Inflation will drive up already high estimates of the trillions of dollars of capital spending needed across the power sector to hit net zero targets, says Nick Langley, managing director of global equity manager ClearBridge Investments.
In a panel discussion about the opportunities and pitfalls asset owners face in transitioning to net zero carbon emissions by 2050, Langley said estimates of capital expenditure by the International Atomic Energy Agency “were cut before our most recent inflation spike and hikes in commodity prices.”
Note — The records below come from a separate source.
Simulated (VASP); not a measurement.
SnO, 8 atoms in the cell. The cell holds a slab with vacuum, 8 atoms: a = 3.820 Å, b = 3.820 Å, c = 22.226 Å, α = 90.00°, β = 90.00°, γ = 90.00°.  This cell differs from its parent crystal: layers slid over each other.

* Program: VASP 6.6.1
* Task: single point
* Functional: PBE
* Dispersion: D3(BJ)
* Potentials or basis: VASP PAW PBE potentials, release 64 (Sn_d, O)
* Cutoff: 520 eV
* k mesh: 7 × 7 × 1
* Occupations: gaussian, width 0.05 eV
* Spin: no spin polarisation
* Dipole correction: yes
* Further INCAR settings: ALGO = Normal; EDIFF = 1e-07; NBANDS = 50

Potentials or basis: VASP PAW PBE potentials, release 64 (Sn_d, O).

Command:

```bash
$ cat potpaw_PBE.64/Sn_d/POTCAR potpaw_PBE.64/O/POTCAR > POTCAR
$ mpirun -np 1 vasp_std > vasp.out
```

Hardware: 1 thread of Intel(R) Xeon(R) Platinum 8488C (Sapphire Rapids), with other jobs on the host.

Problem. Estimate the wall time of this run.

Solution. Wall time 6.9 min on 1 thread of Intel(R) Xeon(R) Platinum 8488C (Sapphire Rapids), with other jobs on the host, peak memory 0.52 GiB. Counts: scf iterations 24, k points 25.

“However, we need a lot of copper, we need a lot of steel, we need a lot of cement, it’s going to cost a bucket load more than two and a half trillion a year,” Langley said at Conexus Financial’s Fiduciary Investors Symposium held in June in the Blue Mountains.
Opportunities in infra
But opportunities abound for investors as traditional infrastructure and utility companies make the transition, he said. While in the past a “high-growth utility was growing its asset base at maybe four to five per cent per annum, today that’s like eight to ten per cent, and we’re going to continue increasing from there,” leading to “lots of opportunities obviously, but some risks along the line as well,” he said.
Langley pointed to a Princeton University study in the United States that found for the country to meet its net-zero targets, there will need to be a 60 per cent increase in the line length and capacity of its electricity transmission network by 2030, which will need to triple by 2050.
With increased sources of supply and increased demand, there will be enormous work done on citing environmental approvals before the first sod is turned on those projects, and public policy will be a great place to invest, he said.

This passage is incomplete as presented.